Tuesday, March 20, 2012

Rick Santorum’s Teleprompter Tantrum























Last week he complained childishly that the rules should be changed to favor spontaneity:

“See, I’ve always believed that when you run for president of the United States, it should be illegal to read off a teleprompter, because all you’re doing is reading someone else’s words to people.”

Teleprompters are older than Mr. Santorum. Their first political use was sixty years ago - by Herbert Hoover at the 1952 Republican Convention. (If you’d like to see how they once looked, search on Google Books for an article about “How a Teleprompter Works” in the July 1960 issue of Popular Science magazine on pages 104 and 105).

In the March 14th episode of his comedy satire TV show The Colbert Report (5 minutes from the beginning) Stephen Colbert took Santorum’s complaint to an absurd conclusion:

“Now, Rick Santorum is resonating with voters because of his authenticity. He always speaks off the cuff, which is why his sweaters don’t have sleeves. And Santorum believes authenticity should be legally mandated. [plays video clip of Santorum’s statement].

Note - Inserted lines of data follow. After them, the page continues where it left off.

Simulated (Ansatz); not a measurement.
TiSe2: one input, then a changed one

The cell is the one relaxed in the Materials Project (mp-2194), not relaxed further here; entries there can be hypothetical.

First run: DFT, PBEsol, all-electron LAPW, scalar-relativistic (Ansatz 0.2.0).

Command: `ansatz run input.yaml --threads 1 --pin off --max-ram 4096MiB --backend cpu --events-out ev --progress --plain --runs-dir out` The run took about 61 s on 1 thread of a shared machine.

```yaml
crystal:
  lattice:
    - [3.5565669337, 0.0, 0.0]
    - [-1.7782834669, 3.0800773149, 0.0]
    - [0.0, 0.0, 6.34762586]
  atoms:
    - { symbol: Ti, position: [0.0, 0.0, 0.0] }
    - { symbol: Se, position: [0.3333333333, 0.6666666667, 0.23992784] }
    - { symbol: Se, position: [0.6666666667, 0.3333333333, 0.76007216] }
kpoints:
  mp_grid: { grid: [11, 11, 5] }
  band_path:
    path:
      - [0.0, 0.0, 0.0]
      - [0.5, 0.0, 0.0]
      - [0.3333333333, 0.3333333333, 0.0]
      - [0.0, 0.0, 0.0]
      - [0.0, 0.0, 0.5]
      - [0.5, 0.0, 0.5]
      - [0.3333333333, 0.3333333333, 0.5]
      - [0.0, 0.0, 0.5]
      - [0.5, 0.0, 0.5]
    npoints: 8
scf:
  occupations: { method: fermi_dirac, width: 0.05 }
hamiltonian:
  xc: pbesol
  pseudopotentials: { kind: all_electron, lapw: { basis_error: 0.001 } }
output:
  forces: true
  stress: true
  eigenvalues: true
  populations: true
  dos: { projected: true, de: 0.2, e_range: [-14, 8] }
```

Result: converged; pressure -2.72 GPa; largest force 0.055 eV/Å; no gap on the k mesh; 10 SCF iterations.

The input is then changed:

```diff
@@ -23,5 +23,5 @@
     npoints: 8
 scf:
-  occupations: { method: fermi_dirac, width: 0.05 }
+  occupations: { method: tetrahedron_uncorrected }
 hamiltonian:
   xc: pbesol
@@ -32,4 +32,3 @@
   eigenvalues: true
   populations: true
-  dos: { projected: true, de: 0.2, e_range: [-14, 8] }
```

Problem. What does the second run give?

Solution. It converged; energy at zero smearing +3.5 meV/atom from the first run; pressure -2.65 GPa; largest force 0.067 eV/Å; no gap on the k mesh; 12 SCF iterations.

Yes, it should be illegal. Voters cannot trust candidates who have somebody else’s words in their mouths. That’s why no ventriloquist’s dummy has been nominated since the dark days of Charlie McCarthyism.

But we cannot, I believe we cannot, stop at teleprompters. I reject all pre-wrtitten words.That’s why I’m against reading books. I mean, books are a lie. When I read the words it makes thought sounds in my head like I’m thinking them.”  


Mr. Santorum would like us to return to a simpler time, but how far back would that be? I looked up what the first Catholic presidential nominee, Alfred E. Smith, had to say about public speaking in the really old days. Mr Smith was a former governor of New York who ran as a Democrat in the 1928 election. In a May 24, 1930 Saturday Evening Post article on "Spellbinding" he talked about unamplified speeches lit only by kerosene torches:

“...outdoor speaking in those days required a man to be in vigorous health and to have a good voice, or else he lasted only about five minutes on the platform, when the patience of the listening mob would be completely exhausted, and they usually started crying out for somebody else and kept up until they got him.

Nevertheless, it was a great training school for young men. It may have had its faults. It may have been crude, but it certainly was not without virtue. To my own knowledge, many young men who distinguished themselves in their later years began their early campaign speaking in the open air. The one great thing about it was that the young man starting out did not feel that he had to be an orator. There is quite a difference between coming out in front of the footlights and climbing upon the back of a truck. Maybe it is the possession of the knowledge that the truck affords a quicker get-away if you are not making a hit.”  
 

Mr. Smith lost the 1928 presidential election by a landslide - to the Republican candidate, Herbert Hoover.

The crying baby image was adapted from an 1884 Puck magazine cover.